The One Chart Everyone Should Be Looking At

Legendary investor Warren Buffet once said that the single best indicator for stock market valuation is market cap to GDP. In that analysis, all you do is simply sum the market capitalization of all the stocks in a certain country, and divide that number by the country’s GDP. The net result will yield a percentage which, if above 100%, implies that the market is overvalued. Meanwhile, if the number is below 50%, the market is likely undervalued.

The situation is a bit different in Turkey. Due to its unique economic circumstances, Turkey’s market-cap-to-GDP almost never gets above 50%. But, it almost never gets below 15%, either. And whenever it does drop below 15%, the market usually bottoms, and then proceeds to rally in a big way over the next twelve months.
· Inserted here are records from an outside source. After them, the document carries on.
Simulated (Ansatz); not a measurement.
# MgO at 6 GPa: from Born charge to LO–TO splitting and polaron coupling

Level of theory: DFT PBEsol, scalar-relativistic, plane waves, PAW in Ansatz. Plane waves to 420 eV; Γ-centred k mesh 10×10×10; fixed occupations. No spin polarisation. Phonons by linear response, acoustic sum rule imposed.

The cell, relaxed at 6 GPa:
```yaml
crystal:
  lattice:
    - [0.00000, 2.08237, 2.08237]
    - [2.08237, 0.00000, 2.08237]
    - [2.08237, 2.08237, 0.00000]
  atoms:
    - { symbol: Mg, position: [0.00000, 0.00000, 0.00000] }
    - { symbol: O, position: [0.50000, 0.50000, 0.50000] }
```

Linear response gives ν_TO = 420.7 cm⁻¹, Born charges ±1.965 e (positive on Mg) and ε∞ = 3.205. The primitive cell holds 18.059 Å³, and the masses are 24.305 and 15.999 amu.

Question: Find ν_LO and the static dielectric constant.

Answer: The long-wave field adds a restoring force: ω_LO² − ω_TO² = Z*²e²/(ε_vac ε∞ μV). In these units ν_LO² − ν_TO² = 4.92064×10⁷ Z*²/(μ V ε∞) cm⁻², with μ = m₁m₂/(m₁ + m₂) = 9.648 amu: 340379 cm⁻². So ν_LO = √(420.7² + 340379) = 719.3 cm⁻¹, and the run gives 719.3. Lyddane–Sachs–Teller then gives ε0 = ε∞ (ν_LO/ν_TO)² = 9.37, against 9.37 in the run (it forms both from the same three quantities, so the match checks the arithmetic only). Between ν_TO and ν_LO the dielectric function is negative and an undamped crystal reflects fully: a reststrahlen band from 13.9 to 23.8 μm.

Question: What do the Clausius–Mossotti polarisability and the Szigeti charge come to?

Guess where the recent plunge in Turkish stocks has sent the market-cap-to-GDP ratio today? Below 15%, even by conservative estimates. The current market cap of the Borsa (Turkey’s stock market) is roughly $115 billion. GDP last year was $850 billion. Assuming that drops to $800 billion this year, then the Borsa’s market-cap-to-GDP ratio is still below 15%.

TUR ETF
TUR ETF

This drop to below 15% market-cap-to-GDP has only happened four times before over the past two-plus decades. Each time, Turkey’s stock market bottomed, and proceeded to rally in a big way over the next twelve months, most recently bouncing back from 2008 recession lows.

Why the TUR ETF Could Rally Big

History says that the TUR ETF could stage a 30%-plus rally from here over the next twelve months.

Over the past twenty-plus years, Turkey’s market-cap-to-GDP ratio has fallen below 15% four times. Each time, the Borsa rallied by more than 25% over the next twelve months. Here are the specific examples:

  • Late 2008: Borsa market-cap-to-GDP plunged below 15%. Borsa market cap was around $110 billion. A year later, the Borsa market cap was around $250 billion (+130%).

  • Mid 2002: Borsa market-cap-to-GDP plunged below 15%. Borsa market cap was around $30 billion. A year later, the Borsa market cap was above $40 billion (+33%).

  • Late 1998: Borsa market-cap-to-GDP plunged below 15%. Borsa market cap was around $37 billion. A year later, the Borsa market cap was above $50 billion (+35%).

  • Early 1996: Borsa market-cap-to-GDP was below 15%. Borsa market cap was around $25 billion. A year later, the Borsa market cap was around $45 billion (+80%).

The big picture? Every time the Borsa has become this cheap relative to GDP over the past twenty years, the market has proceeded to rally by more than 30% over the subsequent year.

Bottom Line on TUR

I think it is time to buy the TUR ETF. This trend of bottoming at 15% market-cap-to-GDP appears to be in tact as the Turkish stock market (and the TUR ETF) have bounced back big over the past few days after market-cap-to-GDP plunged below 15% for the first time since 2008.

If history repeats itself, then the TUR ETF could be in store for a huge, 30%-plus rally over the next twelve months.

As of this writing, Luke Lango was long TUR.